An analysis by the manager of 100 Árboles SL, Ulrich Götz Roth, concludes that commissions from international booking platforms withdraw between 3.4 and 4.8 million euros annually from the economy of La Palma.
A detailed analysis of the marketing of tourist accommodations in La Palma has uncovered a silent haemorrhage of money escaping from the island. Between 3.4 and 4.8 million euros a year stop circulating in the local economy due to commissions, discounts, and intermediary models of large international booking platforms.
The study, titled 'Your house. Your price. Your island', has been prepared by Ulrich Götz Roth, manager of 100 Árboles SL and founder of La Palma Travel, with over twenty years of experience in the island's tourism sector. The research combines official data from the Canary Islands Statistics Institute (ISTAC), documented real cases, and his own professional background.

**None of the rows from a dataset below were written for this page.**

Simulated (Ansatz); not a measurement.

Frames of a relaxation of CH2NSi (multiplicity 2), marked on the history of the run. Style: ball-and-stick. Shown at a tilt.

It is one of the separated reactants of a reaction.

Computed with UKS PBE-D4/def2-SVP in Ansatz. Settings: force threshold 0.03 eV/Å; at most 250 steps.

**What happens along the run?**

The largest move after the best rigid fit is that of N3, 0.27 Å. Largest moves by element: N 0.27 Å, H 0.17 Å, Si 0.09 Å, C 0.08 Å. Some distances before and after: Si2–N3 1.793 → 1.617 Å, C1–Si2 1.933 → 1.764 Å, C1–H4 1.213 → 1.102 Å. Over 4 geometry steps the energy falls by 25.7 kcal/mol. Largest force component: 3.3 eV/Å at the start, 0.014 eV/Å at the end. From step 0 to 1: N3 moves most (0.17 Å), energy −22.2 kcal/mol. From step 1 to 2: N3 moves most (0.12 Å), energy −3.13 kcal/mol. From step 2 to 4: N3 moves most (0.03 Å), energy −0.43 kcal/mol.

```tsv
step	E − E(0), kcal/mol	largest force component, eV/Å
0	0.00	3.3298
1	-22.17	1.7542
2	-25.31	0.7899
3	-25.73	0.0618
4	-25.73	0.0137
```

A difference that exceeds 40%
One of the most striking findings is that, in the documented cases, the difference between the initial marketing price and the final amount received by the owner exceeds 40%. That is to say, of every 100 euros paid by the tourist, less than 60 reaches the pocket of the accommodation owner.
Götz Roth explains that many owners know the price at which they advertise their property, but are unaware of how much they actually receive after applying commissions, discounts, promotional programs, and other costs associated with the booking. The gap, he asserts, is larger than most people assume.
The analysis estimates the annual loss for the economy of La Palma to be between 3.4 and 4.8 million euros. An amount that, according to the author, could be reinvested in the island if more direct marketing models were chosen.
A direct impact on small owners
The study not only highlights the problem but also invites owners and tourism managers to reflect on the current model. For the small owner in La Palma, each booking managed through an international platform represents a significant reduction in their income. In an island where tourism is an economic pillar, this capital flight has consequences for local consumption, service hiring, and accommodation maintenance.
Götz Roth argues that the current intermediation system mainly benefits large tech corporations, while the money that could remain on the island to generate jobs and activity is diverted to foreign accounts. The report not only quantifies the loss but also proposes alternatives for owners to regain control over their prices and commissions.
The work, recently presented, has sparked debate among tourism professionals in La Palma. Some see this data as a wake-up call to seek fairer and more local marketing formulas. Others, however, recall the difficulty of forgoing the global reach that platforms offer.
Be that as it may, the figure of nearly five million euros annually that evaporates from the island's economy invites reflection. For the resident of La Palma, each booking made through these channels represents a small drain that, when added up, has a real impact on the island's day-to-day life.